Ok, so I’m exploring this reliable-UDP publish/subscribe system, but taking full advantage of the asynchronous promises (ha.. ha..) of smol, async-std or tokio. It is essentially an oversimplified re-imagining of RTPS, which is used in DDS to transmit commands in battleships.

The main objectives of this project are:

  1. Entirely automatic and robust discovery.
  2. Publishers and subscribers on any device in the network.
  3. As little configuration as possible.
  4. As fast as possible.

Each device runs exactly one Participant, which is a process that handles the administration of Publishers and Subscribers, which are also processes.

Publishers send messages to a specific topic:

let publisher = Publisher::new("/hello").await;
:
publisher.send(&message).await;

Subscribers handle incoming messages from a topic:

fn on_message(message) {
    // process the incoming message
}

:
let subscriber = Subscriber::new("/hello",on_message).await;

Discovery between the participants, and making sure the publishers are aware of all related subscribers in the network is completely transparent to the user.

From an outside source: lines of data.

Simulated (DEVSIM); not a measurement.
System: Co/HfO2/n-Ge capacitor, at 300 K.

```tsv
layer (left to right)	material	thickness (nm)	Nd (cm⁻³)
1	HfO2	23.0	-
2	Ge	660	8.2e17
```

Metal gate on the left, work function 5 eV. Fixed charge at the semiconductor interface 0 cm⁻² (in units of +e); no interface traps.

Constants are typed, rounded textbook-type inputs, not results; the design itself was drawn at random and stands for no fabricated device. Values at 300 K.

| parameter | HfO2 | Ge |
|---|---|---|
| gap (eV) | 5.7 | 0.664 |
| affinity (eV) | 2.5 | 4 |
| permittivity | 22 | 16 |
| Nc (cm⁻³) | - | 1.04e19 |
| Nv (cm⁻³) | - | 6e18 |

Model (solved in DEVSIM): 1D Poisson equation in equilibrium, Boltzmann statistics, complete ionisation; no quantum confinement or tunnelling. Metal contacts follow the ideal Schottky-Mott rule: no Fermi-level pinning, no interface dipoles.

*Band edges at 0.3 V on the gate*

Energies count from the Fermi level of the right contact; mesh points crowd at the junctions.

The actual data is sent over a reliable UDP mechanism, more on this later.

Ideally, when publisher and subscriber are on the same device, this system would utilize shared memory to not even transmit the message at all. More on this later also.

Also, ideally, serialization and deserialization of the messages is extremely fast. It seems that serde (or similar) and Rusts derive macro system is extremely well suited for this. RTPS (or related Protocol Buffers, gRPC, etc.) uses a separate domain language and separate compilation step to describe the messages, but we don’t need to.

I tried a project like this before in C, a very long time ago. The hard part then was keeping track of an enormous number of open sockets, as well as the explicit state management for each connection and messages being transmitted. It took several weeks to get somewhat off the ground, and hunting down bugs in raw C socket code is not the most relaxing of times.

Clearly here asynchronous programming comes to the rescue, and I’m hoping that it will take considerably less time to get to any proof-of-concept.